In this paper, we take a first step towards understanding the feasibility of Lovelock. Specifically, we:

- Explore, using very simple analytic models, the cost and power-efficiency gains from Lovelock relative to traditional clusters with servers (§4)
- Describe, and substantiate with measurements, a few applications that can benefit from Lovelock (§5).
- Discuss directions for future research (§6).

### 4 Energy and Cost Modeling

The cost and energy benefits of Lovelock are somewhat difficult to quantify, in part due to the scarcity of public information on capital costs, and because both cost and power advantages can change over time. We use an analytical model to get a preliminary understanding of Lovelock's benefits. Our analysis is best-effort given the available public information. **Notation.** Suppose  $c_s$  is the capital cost of a server relative to that of a SmartNIC and  $p_s$  the power draw of a server relative to a SmartNIC. Analogously, let  $c_p$  be the cost of PCIe devices (again, relative to the SmartNIC) attached to a server in a traditional cluster, or to the SmartNIC in Lovelock, and let  $p_p$  be their relative power. Now, a Lovelock cluster is likely to be slower than a traditional cluster, which presents cluster designers with two degrees of freedom: they can provision  $\phi$  times more SmartNICs than a traditional cluster servers and/or accept a slow-down  $\mu$  on application execution. These two terms are knobs that designers can use to trade-off cost, power, and application performance<sup>1</sup>.

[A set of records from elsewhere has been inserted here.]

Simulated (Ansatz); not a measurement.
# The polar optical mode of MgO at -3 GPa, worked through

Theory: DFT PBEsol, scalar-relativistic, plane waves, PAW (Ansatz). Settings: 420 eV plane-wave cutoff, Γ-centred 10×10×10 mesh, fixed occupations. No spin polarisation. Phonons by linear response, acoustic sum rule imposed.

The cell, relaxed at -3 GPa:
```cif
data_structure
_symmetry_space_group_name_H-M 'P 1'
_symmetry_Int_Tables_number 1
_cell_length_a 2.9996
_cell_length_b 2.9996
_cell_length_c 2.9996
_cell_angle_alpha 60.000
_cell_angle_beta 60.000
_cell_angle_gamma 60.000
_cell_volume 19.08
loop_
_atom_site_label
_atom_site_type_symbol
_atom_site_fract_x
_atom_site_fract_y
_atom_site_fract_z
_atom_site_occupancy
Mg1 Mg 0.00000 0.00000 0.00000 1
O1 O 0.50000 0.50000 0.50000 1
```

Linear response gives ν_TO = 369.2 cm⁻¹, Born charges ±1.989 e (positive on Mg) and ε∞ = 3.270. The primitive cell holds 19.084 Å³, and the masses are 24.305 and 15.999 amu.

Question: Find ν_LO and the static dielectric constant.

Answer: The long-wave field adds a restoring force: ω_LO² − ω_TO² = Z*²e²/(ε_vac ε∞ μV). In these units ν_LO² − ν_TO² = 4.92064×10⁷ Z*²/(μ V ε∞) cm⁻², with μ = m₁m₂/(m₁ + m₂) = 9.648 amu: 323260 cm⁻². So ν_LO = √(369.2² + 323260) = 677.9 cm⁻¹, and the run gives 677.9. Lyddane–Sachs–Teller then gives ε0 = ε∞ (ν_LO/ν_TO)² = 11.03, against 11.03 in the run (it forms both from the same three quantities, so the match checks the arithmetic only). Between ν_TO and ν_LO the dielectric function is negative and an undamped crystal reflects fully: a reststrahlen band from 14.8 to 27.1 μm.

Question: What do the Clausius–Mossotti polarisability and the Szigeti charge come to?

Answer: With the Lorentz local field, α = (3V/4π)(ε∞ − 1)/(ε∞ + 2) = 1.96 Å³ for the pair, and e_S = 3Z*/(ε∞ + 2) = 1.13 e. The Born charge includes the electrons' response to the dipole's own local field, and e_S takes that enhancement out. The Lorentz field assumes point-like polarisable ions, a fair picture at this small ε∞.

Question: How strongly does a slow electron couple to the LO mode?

**Cost and energy saving.** Using the notation above, we can approximate the ratio of the capital cost of a traditional cluster to the cost of a Lovelock cluster as:

$$\frac{c_s + c_p}{\phi + c_p} \tag{1}$$

and the ratio of the power draw of a traditional cluster to that of a Lovelock cluster as:

$$\frac{p_s + p_p}{\mu(\phi + p_p)} \tag{2}$$

A recent white paper from NVIDIA on their Bluefield v2 SmartNIC [6] suggests  $c_s \approx 7$  and  $p_s \approx 11$ . A Lovelock cluster without PCIe devices that runs bandwidth-intensive applications and has  $3\times$  as many SmartNICs as servers (i.e.,  $\phi=3$ ) and runs these applications 20% slower (i.e.,  $\mu=1.2$ ) is still  $2.3\times$  cheaper and uses  $3.1\times$  less energy!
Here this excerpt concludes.